Actually, there really are spoilers.
Welcome to I Will Devour Your Content. As always, I am your host, John Bem. There are refreshments aplenty in the Inner Chamber: macadamia-nut cookies, a brand of nacho chips heavily coated with particularly vivid and glowing orange powdered cheese-like substance, and grape Kool-Aid. Pull up a chair and let's talk about a movie.
During the opening backstory text crawl, we learn that Prosatanos is Satan's emissary on Earth, sent to wreak havoc and hellishness when mankind is weak and despairing.
Can you imagine the taunting that Prosatanos probably had to endure when he was a child on the playground? I imagine the other children were, as children are wont to be, brutal and unrelenting: "Hey Prostate-Anus, does your mom pack hemorrhoid cream in your lunchbox?" or "Hey, Porky-Snotnose, wash your face already!" and so on. But this is mere speculation. What we do know is that Hellbound opens in 12th-century Jerusalem and Prosatanos is trying to create a gateway to Hell right here on Earth. Richard Lionheart and his doughty band of knightly crusaders is out to stop him. After an exciting battle with much clashing of swords and crunching armor, Richard's men imprison Prosatanos in a sarcophagus underground.
"Damn you spawn of Satan!"
Jump forward to 1951 when graverobbers steal the holy artifacts that are keeping Prosatanos under wraps. "Look at the jewels on the crosses!" they enthuse, and that's that. When said crosses are pulled loose from the sarcophagus, Prosatanos is free once again to plague mankind. Starting with the graverobbers, whom he promptly kills. From the countless mummy movies I've watched and now this, I assure you that should I ever stumble upon an underground tomb filled with treasures, I will leave everything exactly as I found it and back out slowly.
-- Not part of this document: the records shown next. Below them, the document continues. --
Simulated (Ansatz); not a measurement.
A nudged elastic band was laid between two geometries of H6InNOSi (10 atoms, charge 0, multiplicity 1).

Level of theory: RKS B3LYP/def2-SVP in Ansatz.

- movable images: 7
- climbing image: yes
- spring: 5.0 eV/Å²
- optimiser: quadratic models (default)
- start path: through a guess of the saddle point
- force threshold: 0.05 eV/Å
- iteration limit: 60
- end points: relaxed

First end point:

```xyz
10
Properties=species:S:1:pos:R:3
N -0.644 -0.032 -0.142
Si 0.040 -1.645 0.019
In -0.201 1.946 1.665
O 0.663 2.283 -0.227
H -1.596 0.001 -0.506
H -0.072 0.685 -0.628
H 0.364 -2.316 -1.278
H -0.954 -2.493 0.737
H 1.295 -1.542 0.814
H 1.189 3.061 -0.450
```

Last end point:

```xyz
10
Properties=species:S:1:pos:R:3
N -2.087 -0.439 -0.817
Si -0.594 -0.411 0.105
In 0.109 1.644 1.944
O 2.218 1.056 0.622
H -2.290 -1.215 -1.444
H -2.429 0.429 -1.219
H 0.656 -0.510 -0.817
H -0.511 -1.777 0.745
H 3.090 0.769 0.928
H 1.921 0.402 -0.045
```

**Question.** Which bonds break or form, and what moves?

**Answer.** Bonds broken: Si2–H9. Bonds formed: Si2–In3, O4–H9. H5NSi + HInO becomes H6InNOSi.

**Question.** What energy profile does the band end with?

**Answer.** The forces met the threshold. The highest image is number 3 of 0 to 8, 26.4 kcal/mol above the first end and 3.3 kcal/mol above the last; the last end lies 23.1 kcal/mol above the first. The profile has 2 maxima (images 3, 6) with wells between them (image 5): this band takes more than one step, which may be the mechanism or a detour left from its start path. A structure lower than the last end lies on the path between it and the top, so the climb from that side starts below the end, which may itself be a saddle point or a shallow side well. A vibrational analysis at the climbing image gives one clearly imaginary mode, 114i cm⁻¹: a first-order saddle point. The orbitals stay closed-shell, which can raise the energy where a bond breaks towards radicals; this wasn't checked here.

Jump forward one more time, to present-day Chicago, where cops Frank Shatter (Norris) and Calvin Jones (Calvin Levels) are in the street in front of a hotel, questioning (at gunpoint) a junkie about his dealer. Unknown to them, in an upstairs room of the hotel, bad things are about happen that will propel them into a demonic netherworld.
Cut to said upstairs room. A hooker works the kink out of her neck (wonder how she got that, wink-wink, nudge-nudge). (A hooker in a horror movie...hmmm, wonder if she'll survive...?) She crosses the room and knocks on the door of the bathroom.
We learn that her client is none other than the resurrected Prosatanos. Gasp! (We also learn that the manicurists in Hell must have a supply of press-on pointy fingernails.)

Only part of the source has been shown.